Similarly, the report analyzing 2015 data found that hate
crimes increased by 6 percent that year. Much of the 2015
increase came from a 66-percent rise in attacks on American
Muslims and a 9-percent rise in attacks on American Jews. In
all three reports, race-based crimes were most numerous, and
those crimes most often targeted African Americans.
(7) On March 15, 2019, a White nationalist was arrested and
charged with murder after allegedly killing 50 Muslim
worshippers and injuring more than 40 in a massacre at the Al
Noor Mosque and Linwood Mosque in Christchurch, New Zealand.

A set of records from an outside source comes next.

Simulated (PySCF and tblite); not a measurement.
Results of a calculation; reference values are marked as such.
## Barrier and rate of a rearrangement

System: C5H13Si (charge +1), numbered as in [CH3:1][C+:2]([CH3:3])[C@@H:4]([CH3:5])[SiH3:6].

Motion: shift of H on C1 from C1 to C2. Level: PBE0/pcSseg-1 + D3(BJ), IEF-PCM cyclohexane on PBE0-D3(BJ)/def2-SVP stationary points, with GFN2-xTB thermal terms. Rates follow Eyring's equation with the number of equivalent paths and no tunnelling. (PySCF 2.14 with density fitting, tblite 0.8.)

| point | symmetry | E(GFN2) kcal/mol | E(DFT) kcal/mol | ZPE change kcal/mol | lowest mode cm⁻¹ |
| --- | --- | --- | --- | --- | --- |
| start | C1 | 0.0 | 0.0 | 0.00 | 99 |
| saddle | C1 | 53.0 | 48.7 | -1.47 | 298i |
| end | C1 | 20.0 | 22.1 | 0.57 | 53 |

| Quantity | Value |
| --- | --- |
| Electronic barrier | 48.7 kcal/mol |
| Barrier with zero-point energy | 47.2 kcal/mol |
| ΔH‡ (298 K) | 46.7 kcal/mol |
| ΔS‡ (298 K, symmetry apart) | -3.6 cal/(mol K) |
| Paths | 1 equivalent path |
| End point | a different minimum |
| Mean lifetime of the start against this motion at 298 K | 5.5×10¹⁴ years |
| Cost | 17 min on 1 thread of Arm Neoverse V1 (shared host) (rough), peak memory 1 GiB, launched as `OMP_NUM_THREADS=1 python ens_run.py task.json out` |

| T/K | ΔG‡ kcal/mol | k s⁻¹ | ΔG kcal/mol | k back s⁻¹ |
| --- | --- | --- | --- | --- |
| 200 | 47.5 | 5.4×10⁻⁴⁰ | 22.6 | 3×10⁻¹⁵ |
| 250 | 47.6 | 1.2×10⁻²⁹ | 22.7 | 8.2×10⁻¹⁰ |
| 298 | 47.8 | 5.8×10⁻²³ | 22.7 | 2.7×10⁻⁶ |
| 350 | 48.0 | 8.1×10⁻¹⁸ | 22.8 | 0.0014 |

The alleged shooter posted a hate-filled, xenophobic
manifesto that detailed his White nationalist ideology before
the massacre. Prime Minister Jacinda Ardern labeled the
massacre a terrorist attack.
(8) In January 2017, a right-wing extremist who had
expressed anti-Muslim views was charged with murder for
allegedly killing 6 people and injuring 19 in a shooting
rampage at a mosque in Quebec City, Canada. It was the first-
ever mass shooting at a mosque in North America, and Prime
Minister Trudeau labeled it a terrorist attack.
(9) On February 15, 2019, Federal authorities arrested U.S.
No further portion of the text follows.